For this series, we’ll be following Geoffrey Himes as he sets out on a massive road trip across the South, exploring musical landmarks, traditions and history along the way. In this installment, he visits Austin, Texas. (You can check out part two of his stay in Austin here.)
To understand why Texas is such fertile ground for smart, rootsy songwriting, you have to look beyond the annual South by Southwest Music Conference, beyond the nightclubs that have earned Austin the bumper sticker slogan “Live Music Capital of the World,” and peek into people’s houses where the gestation of those songs takes place.

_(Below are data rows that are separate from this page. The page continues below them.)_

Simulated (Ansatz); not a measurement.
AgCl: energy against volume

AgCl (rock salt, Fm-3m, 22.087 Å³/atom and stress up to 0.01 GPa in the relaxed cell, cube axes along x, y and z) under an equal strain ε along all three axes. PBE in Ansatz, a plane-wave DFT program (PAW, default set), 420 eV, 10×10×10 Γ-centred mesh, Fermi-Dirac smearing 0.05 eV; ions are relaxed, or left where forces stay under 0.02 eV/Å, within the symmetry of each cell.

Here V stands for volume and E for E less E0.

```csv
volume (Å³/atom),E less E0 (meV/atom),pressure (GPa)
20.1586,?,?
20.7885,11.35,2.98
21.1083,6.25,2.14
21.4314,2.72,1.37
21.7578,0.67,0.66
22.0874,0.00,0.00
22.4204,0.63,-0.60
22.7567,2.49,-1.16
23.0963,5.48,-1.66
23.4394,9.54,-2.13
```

On the Monday night of the SXSW week, I found myself in Lisa Fancher’s living room near the University of Texas campus. Fancher, a former Kerrville Festival New Folk finalist, is now a lawyer and part-time musician but no less passionate or skilled at songwriting for all that. In the high-ceilinged, big-windowed addition to her small ranch house, 10 Texan singer/songwriters plus a pair of out-of-town guests sat in a circle.
Within the circle were a mandolin, bouzouki, accordion, electric piano, upright bass and half a dozen acoustic guitars to be grabbed by anyone so inspired. In the kitchen was a potluck collection of wine, juice, beer, cheese, crackers, pineapple, grapes and mixed nuts.
All the musicians assembled were public performers; most of them have released albums, but none were especially famous. That lack of celebrity made the seriousness and the quality of their craft all the more impressive.
In most cities I visit, there’s a tendency among musicians to move directly to the arrangement and production stage as soon as a song idea emerges. They’re more interested in the sound and mood of the music than in such basic building blocks as melody, harmony, rhythm and verse lyrics. It’s understandable, for it’s really hard to come up with tunes, chord changes, phrasing and words that are tightly written and original.
What makes Austin and Nashville different from most cities is that the musicians there don’t skip over that first step. They assume that the song has to be good enough to work in the most stripped-down format—just a voice and guitar or piano—before you can move to the next phase. Only when the song works in that most naked setting can you be sure that the lyrics bring characters and narrative to life, that the melody and chord progression pull the ear along. And only then can you start to think about arrangements and production.
Musicians in most cities pay lip service to these concepts, but only in Austin and Nashville have musicians created the living-room laboratories where you can actually put the songs to the test. It’s not so much that explicit criticism is offered as it is that a songwriter can tell when a song has grabbed the circle’s attention and when it hasn’t. When it does, the fidgeting, whispering and looking around ceases and the faces focus on the singer. When that happens, you know you’ve got something. And when it doesn’t, you know you have to change something.
It’s easy to assume that you’ve passed the test when you play a song for your spouse or band, but there’s no test like a circle of fellow songwriters. And most—though not all—of the songs played Monday night passed the test, probably because they were written with the test in mind. They had lyric details that were easy to visualize, melodic phrases that were easy to remember, and chordal/rhythmic momentum that was easy to give in to.
As good as it was, this particular song circle isn’t unusual. All over Austin and Nashville similar living-room laboratories are testing and refining songs till they are hardened, little jewels. And that’s why these two Southern cities boast a breadth and depth of songwriting craft that no other American cities can match.
So thanks to Lisa Fancher, Michael Fracasso, Jenny Reynolds, Jim Patton, Sherry Brokus, Patterson Barrett, Wendy Hale Davis, Joanna Lynn Howerton, Stephanie Urbina-Jones, Jens Lysdal and Craig Marshall for welcoming me into your circle, letting me hear your fine songs and allowing me to understand a crucial, too-often-skipped-over step in music-making.